Twenty Eight Up

28 Up_b

This is the fourth entry in the Up documentary series that I am exploring.

Michael Apted decided to change-up the structure this time. He has started to explore each subject with more depth so he gave each one (with the exception of the three girls who have always been interviewed together but each have their own special time to themselves as well) their own section instead of cutting together everybody’s answers together. This results in a longer film and one that can drag at times. But I also feel like I have a stronger handle on where each subject is at their particular part of life. It also opens up the picture so that it isn’t a series of talking heads, but also a day in the life of each subject. This is also the point where subjects start to drop out. This time there are two people who refused to be interviewed, both of them were from the upper crust. This will be a challenge that Apted will have to conquer from here on out.

Almost all but two people have started families by this time in their life. The man who was half black and half white has the most robust family, having had five children within the space of only a couple of years. It is obvious that he is compensating for not having siblings or a father while growing up. He also seems to have grown out of his depression and has become happy with his lot in life. In contrast the young man who was squatting in London has continued a nomad existence and we see him living in a very small trailer on the coast. He is quite simply sad. He feels like he has wasted something but is trying his best to make a go at life. I am intrigued to see how he will turn out.

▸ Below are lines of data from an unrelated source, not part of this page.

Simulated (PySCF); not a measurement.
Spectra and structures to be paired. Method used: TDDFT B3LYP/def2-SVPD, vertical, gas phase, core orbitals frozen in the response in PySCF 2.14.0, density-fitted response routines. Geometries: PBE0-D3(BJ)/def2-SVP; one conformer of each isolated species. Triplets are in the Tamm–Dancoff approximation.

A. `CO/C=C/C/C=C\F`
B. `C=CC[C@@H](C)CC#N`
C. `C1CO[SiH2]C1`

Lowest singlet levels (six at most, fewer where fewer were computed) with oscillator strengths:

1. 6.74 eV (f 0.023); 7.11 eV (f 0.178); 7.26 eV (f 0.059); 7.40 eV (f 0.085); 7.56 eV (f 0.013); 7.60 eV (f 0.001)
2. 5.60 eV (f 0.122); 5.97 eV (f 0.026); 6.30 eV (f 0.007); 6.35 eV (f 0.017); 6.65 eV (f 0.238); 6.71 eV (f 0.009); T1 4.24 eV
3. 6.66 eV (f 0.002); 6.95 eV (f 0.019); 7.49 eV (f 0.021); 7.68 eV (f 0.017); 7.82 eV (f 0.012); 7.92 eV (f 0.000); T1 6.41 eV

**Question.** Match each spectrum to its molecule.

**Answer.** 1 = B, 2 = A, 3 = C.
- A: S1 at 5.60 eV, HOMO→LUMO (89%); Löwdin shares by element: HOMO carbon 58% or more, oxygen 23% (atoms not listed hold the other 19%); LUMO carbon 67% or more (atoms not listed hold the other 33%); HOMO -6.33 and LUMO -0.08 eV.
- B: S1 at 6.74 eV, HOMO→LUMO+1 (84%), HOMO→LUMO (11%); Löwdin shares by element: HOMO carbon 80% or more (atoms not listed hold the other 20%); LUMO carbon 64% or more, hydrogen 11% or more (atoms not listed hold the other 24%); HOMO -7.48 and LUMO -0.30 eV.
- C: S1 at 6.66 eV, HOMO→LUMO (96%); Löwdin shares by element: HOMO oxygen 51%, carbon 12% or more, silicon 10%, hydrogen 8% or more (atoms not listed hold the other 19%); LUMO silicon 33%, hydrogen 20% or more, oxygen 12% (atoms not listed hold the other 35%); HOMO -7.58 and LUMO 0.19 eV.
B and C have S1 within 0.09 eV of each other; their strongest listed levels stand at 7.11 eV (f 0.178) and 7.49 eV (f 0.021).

This movie is truly a study of contrasts. One man who read Math at Oxford and had a very good education decided to drop out of the rat race and teach at a general education school full of recent immigrants and poor children. He seems content with his choice and talks about how he wants to give everything he can to better society. He talks about immigration issues and the need to have a diverse country. On the other hand, a man who had a pretty good education but nothing spectacular is also a teacher at a general education school and hates it. He talks about how little respect he gets at the school and how little he is paid. He hates having to go to work every day. He also grumbles about Thatcher and the politic atmosphere. Another contrast is the posh young girl who seemed to hate life at twenty-one is now a happy housewife. She seemed moody and didn’t trust the Apted in the previous installments, but here she seems to be glowing. She smiles and talks about the future for her child with an earnestness that is appealing. She understands that she wasn’t truly happy for a long time because of the long battle with divorce in her life and her father dying. But she now understands that these troubles just make you stronger. Apted juxtaposes her currently with old footage and the evidence of the transformation is fascinating.

It seems that the documentary has evolved into a more personal snapshot of individual people instead of a political statement. Although Apted still asks political questions, the answers are more founded on concrete evidence instead of lofty ideas and dreams. I don’t know if these people are truly representative of 1984 England (and America and Australia), but I do know that each person has a unique way of looking at their lot in life. But this view of life has changed only a little bit since they were children. Apted cuts in footage from the previous movies into the film and you can see that they are still their essential selves that they were at seven. Truly interesting.